Feathers and rumbling: Toolbox highlights independent art

The 12 artists whose work was featured in the show had all participated in the Jerusalem artist accelerator program called Toolbox.

A featured Toolbox artist manipulates an assortment of metal sheets and bowls, in concert with her guitar and audio equipment. (photo credit: JOSH LOGUE)
A featured Toolbox artist manipulates an assortment of metal sheets and bowls, in concert with her guitar and audio equipment.
(photo credit: JOSH LOGUE)
Walking into the Toolbox art showcase in the German Colony around 7:30 p.m. on Tuesday was a little like walking into an outdoor sound-mixing booth for an earthquake movie.
One of the featured artists had arranged an assortment of metal sheets and bowls on a raised bed near the courtyard entrance, and by manipulating the objects in concert with her guitar and audio equipment, she produced deep, haunting rumbling and screeching sounds. Offputting, but also not quite like anything you’ve likely heard before – definitely a unique sound.
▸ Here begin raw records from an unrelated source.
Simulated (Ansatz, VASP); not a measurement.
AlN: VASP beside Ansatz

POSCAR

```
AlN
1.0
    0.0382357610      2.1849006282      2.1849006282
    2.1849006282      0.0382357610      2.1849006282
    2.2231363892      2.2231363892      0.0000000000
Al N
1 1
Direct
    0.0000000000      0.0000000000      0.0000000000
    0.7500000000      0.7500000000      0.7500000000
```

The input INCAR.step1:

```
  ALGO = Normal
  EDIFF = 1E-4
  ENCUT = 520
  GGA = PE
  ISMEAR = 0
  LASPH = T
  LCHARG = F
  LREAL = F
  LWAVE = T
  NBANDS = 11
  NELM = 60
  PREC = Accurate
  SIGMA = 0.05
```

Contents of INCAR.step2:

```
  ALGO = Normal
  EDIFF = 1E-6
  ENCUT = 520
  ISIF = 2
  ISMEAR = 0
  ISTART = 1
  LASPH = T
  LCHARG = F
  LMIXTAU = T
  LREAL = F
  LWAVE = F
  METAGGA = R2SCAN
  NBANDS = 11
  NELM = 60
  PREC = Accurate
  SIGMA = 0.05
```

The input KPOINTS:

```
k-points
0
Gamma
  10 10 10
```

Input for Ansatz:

The 12 artists whose work was featured in the show had all participated in the Jerusalem artist accelerator program called Toolbox.
“We think that these days, an artist has to know how to do everything,” said Einat Ashdot, who started the program five years ago to give young Jerusalem artists the tools to live and work creatively in the city. “We believe you can’t just be an artist who does the art, and finds some other guy to take care of all the dirty work.”
With Toolbox, under the auspices of the New Spirit (Ruah Hadasha) nonprofit, Ashdot works to impart practical skills and knowledge that young artists won’t have learned in school.
“They study for three or four years at the art school about how to design their unique concepts in art, but not about what to do the day after school,” she maintained, adding they don’t learn about marketing, raising money and building budgets, nor about who works in the city, who they can cooperate with and what’s going artistically in the capital. “The main idea was to give them the toolbox to get by in the real world.”
At first they catered specifically to live performances, but the program has since expanded to include a variety of mediums. Tuesday’s annual showcase featured photographers, filmmakers, musicians and live performers.
Later in the evening, on a large outdoor stage blanketed in what looked like feathers, two performers alternately danced, writhed, jumped or lay still, sometimes flinging the feathers frantically or sweeping them up into piles as live music played and the backlit stage shifted from deep purple to violet to yellow to white.
Ouria Tadmor, a freelance photojournalist and artist whose work was also featured at the event, said he spent 10 years taking photos that went right into his drawer – and “without this program, they would have stayed there.”
In addition to those practical tools, he noted, the program also provides a community and support system.
In an exercise early on in the program, each of the artists received feedback from all the others.
It turns out, Tadmor detailed, “people are very interested in what I had to say. I didn’t know that.”
Now, after 10 years, he has a book out; his photos, all focused on transit and transportation in Jerusalem, will hang in galleries.
He’s exactly the kind of independent artist Ashdot is trying to support and keep in the Holy City.
“We have the students and we have the big institutes [in Jerusalem],” Ashdot stressed. “But we don’t have enough of the small dance groups, the new musical groups or the independent artists who still don’t belong to this institute or another.